LabVIEW

Part 1.) Frequency measurement with one counter

1) remove the control "Anzahl sample per Kanal" from the while loop and put it outside (if the value does not change for every iteration)

2) remove the sequence structure

3) remove unwanted indicators.

4) remove the shift register that carries the Daqmax refnum

Part 2.) Triggered analog input of two channels

1) Take off the boolean connected to the shift register and the Case structure

2) remove the sequence structure
3) remove unwanted indicators
4) remove the shift register that carries the Daqmax refnum
 

 3.) Analog output of two channels, one sample each

1) Use "Spannung Output" control to build the array outside the loop
2) remove unwanted indicators
3)remove the sequence structure

4) remove the shift register that carries the Daqmax refnum

Hello Guru,

thanks a lot for your reply and ideas. But I see I haven't told enough. My mistake!

> Part 1.) Frequency measurement with one counter

> 1) remove the control "Anzahl sample per Kanal" from the while loop and put it outside (if the value does not change for every iteration)

The control "Anzahl sample per Kanal" is needed, because the value could change every loop.

> 2) remove the sequence structure

The sequence structure in this code is necessary to measure the iteration time of the loop. Later, it will be removed. 

> 3) remove unwanted indicators.

They will be removed.

> 4) remove the shift register that carries the Daqmax refnum

Is this really faster? I always thougth a shift register is the fastest.

> Part 2.) Triggered analog input of two channels

> 1) Take off the boolean connected to the shift register and the Case structure

That was just to test the different speed in trigger/untriggered mode. It will be removed later.

> 2) remove the sequence structure

The sequence structure in this code is necessary to measure the iteration time of the loop. Later, it will be removed.

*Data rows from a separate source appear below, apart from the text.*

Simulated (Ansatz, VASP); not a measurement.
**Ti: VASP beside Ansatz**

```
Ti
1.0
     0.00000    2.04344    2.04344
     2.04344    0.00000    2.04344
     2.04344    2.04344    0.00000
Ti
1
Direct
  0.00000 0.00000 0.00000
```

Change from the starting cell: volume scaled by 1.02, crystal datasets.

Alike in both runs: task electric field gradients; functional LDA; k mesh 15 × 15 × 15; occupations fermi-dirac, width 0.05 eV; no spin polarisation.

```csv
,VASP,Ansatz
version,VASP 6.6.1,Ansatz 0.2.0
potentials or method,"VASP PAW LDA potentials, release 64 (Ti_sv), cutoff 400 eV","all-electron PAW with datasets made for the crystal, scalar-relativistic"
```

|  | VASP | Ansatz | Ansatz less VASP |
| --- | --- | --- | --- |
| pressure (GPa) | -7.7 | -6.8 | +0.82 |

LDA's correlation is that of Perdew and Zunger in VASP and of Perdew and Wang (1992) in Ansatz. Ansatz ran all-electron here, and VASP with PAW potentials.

3) remove unwanted indicators

They will be removed.

4) remove the shift register that carries the Daqmax refnum
Is this really faster? I always thougth a shift register is the fastest. 

> 3.) Analog output of two channels, one sample each

> 1) Use "Spannung Output" control to build the array outside the loop

The control "Spannung Output" is needed, because the value could change every loop.

> 2) remove unwanted indicators

They will be removed.

> 3) remove the sequence structure

The sequence structure in this code is necessary to measure the iteration time of the loop. Later, it will be removed.

> 4) remove the shift register that carries the Daqmax refnum

Is this really faster? I always thougth a shift register is the fastest.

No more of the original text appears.